He who learns must suffer. And even in our sleep, pain that cannot forget falls drop by drop upon the heart, and in our own despair, against our will, comes wisdom to us by the awful grace of God.  

~Aeschylus~

 

Note:  Part of this essay is an excerpt from my 2013 book Collapsing Consciously: Transformative Truths For Turbulent Times

I will never forget the night of April 4, 1968 on which Martin Luther King, Jr. was murdered in Memphis. The African American community in the United States was simmering and frequently erupting with rage at the height of the Civil Rights Movement. At that very moment, Senator Robert Kennedy was in Indianapolis, Indiana campaigning to become the next President of the country. Kennedy was passionate about ending racism and bringing justice to all minorities. He instinctively realized that when the news of King’s death reverberated throughout the country, an enormous retaliation from the black community would be likely. Kennedy was made aware of the assassination of King before the media had disclosed it, and with great skill and compassion, he announced it to the African American audience to which he had been speaking—extemporaneously and without a speech writer. He concluded his remarks with the above quote from Aeschylus.

 

Five years earlier, Robert Kennedy’s brother, President John Kennedy, had been assassinated, and subsequently, Robert was driven to deep introspection and contemplation which ultimately compelled him to run for President and to attempt to set the country on a steadfast course of justice and non-violence. In the spirit of the fallen Civil Rights leader, on that warm spring night in Indianapolis, Kennedy pled for calm, restraint, and non-violence punctuated with empathy for the loss everyone was feeling, especially the African American community.

 

Over the years I have found myself pondering these two sentences by the immortal author of timeless Greek tragedies. I invite you to do likewise, without attempting to analyze the words or the author, but to allow the exquisite poetry of them to wash over you like water and notice what happens.

 

Whatever one thinks of the Kennedy Dynasty, Bobby Kennedy experienced a profound transformation as a result of his brother Jack’s death and Bobby’s ability to allow the pain to fall drop by drop upon his heart. The grief he refused to push away led him into hours of deep reflection as well as social justice activism in which he truly listened to and began to organize on behalf of the poor until he was murdered on June 5, 1968 under circumstances as sketchy as those that killed is brother. In 1968, America went insane. The Vietnam War, the assassination of Martin Luther King, Jr., outbreaks of racial unrest and violence, the unspeakable brutality at the Chicago Democratic Convention, and the election of Richard Nixon. We ranted and raved and swore that everything we were experiencing was unprecedented—it had never happened before, and things would never be this bad again. We had no idea what “bad” was or what “unprecedented” would look like 50 years later. I remember the despair I felt 50 years ago on the night of June 5. On that night, I decided to leave the Midwest and move to California to follow Bobby in his activism. My time there was short, and I would soon be back in Michigan, finishing my college education and getting progressively more radicalized in the process.
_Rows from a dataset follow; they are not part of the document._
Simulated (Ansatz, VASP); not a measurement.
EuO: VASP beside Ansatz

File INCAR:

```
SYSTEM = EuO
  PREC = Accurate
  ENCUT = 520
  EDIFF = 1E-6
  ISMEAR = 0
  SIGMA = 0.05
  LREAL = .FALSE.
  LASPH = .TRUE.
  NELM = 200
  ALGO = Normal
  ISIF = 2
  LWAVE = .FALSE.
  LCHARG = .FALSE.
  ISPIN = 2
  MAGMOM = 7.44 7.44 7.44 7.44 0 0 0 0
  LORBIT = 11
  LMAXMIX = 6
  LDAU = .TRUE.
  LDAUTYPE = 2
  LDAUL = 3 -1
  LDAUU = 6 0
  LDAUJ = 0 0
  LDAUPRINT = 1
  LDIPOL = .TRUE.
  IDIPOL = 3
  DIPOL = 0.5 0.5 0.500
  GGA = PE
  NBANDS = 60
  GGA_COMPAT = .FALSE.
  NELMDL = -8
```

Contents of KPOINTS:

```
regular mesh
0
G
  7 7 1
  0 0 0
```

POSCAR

This past weekend, the Class of 2018 graduated from Marjory Stoneman Douglas High School in Parkland, Florida. What would normally be a time of ecstasy and endless graduation partying was subdued by the pall of the absence of the students who could not be there because they are dead. For this year’s graduates, 2018 was really, really bad and really, really unprecedented. Yet through their tears and their trauma, many from the Class of 2018 are launching a summer tour funded by hundreds of parents and families across America who support the Never Again activists of Parkland. They have survived horrific violence, and who knows if they will encounter it again as adults in a society that grows more brutal by the day. Wisdom has already come to them and through them by way of the trauma of violence. No one would have championed their cause more than Bobby Kennedy.

Fifty years later, I’m still grieving his death, and at the same time, I’m exhilarated by the Parkland Class of 2018 and this new generation of activists. Through my grieving that has lasted 50 years and the resplendent light of these Never Again millennials, I pray for wisdom–for myself and for a culture that has irredeemably lost its way as pain falls drop by drop upon our hearts.